Here's another way of looking at it: the median American household will pay roughly $828 more in taxes in 2011 if the Bush tax cuts expire, according to the Tax Policy Center, a non-ideological think tank venture. The richest 1 percent of American households, in contrast, would have to pay an extra $64,154 a year when the tax cuts expire.
With the economy slowing, the Congressional Budget Office this month projected that the federal budget deficit would actually grow worse this year, not better. In predicting that a surplus will return in 2012, moreover, Bush is not counting the long-term cost of the wars in Iraq or Afghanistan, nor is he taking into consideration likely congressional action to mitigate the expansion of the alternative minimum tax, which increasingly threatens the middle class.

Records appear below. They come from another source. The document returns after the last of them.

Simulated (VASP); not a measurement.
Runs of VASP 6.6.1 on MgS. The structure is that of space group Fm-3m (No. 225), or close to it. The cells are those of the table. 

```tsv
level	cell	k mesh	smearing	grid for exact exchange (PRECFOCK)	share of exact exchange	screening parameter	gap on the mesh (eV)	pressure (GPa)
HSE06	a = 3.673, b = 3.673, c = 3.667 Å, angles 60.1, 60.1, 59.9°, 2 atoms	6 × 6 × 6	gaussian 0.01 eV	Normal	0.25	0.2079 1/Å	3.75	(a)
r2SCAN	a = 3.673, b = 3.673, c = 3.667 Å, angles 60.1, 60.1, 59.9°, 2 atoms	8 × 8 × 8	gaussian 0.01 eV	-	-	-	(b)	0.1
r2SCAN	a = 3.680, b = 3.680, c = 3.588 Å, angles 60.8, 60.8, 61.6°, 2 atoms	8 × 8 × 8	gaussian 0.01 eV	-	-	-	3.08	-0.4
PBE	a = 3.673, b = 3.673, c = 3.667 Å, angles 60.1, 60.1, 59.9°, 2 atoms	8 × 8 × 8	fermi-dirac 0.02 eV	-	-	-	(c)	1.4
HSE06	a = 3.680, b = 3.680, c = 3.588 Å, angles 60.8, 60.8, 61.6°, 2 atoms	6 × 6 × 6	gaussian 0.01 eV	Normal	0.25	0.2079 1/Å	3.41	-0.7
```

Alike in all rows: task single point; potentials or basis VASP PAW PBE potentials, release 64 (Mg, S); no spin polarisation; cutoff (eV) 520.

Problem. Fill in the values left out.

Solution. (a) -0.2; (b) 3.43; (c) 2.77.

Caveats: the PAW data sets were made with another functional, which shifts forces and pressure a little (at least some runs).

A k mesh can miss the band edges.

Bush's 2008 budget accounted for the cost of holding the AMT at bay for just one year. Congress obliged, with an AMT measure that cost the Treasury $50 billion. Bush has said the AMT should be repealed only when the tax code is broadly overhauled, a goal he did not mention last night.
The administration has repeatedly underestimated the costs of the wars. In 2009, it has budgeted $70 billion, only one-third the cost this year.
-- Steve Mufson and Jonathan Weisman
FOR THE RECORD: IMMIGRATION
"America needs to secure our borders, and with your help, my administration is taking steps to do so. We are increasing work-site enforcement, we are deploying fences and advanced technologies to stop illegal crossings, we have effectively ended the policy of 'catch and release' at the border, and by the end of this year, we will have doubled the number of Border Patrol agents."
ANALYSIS: Bush's claim that his administration has boosted prosecutions of companies or company officials that have hired illegal workers is debatable. Such activity decreased during his first presidential term and remains relatively rare.
While federal immigration authorities arrested nearly four times as many people at workplaces in 2007 as they did in 2005, for example, only 2 percent of those arrests involved criminal charges against the employers responsible for hiring workers. Only 92 owners, supervisors or hiring officials were arrested in an economy that includes 6 million companies that employ more than 7 million unauthorized workers.
Only 17 firms faced criminal fines or other forfeitures. The number of illegal immigrants arrested in workplace enforcement cases fell from 2,849 in 1999 to a low of 445 in 2003 before rebounding.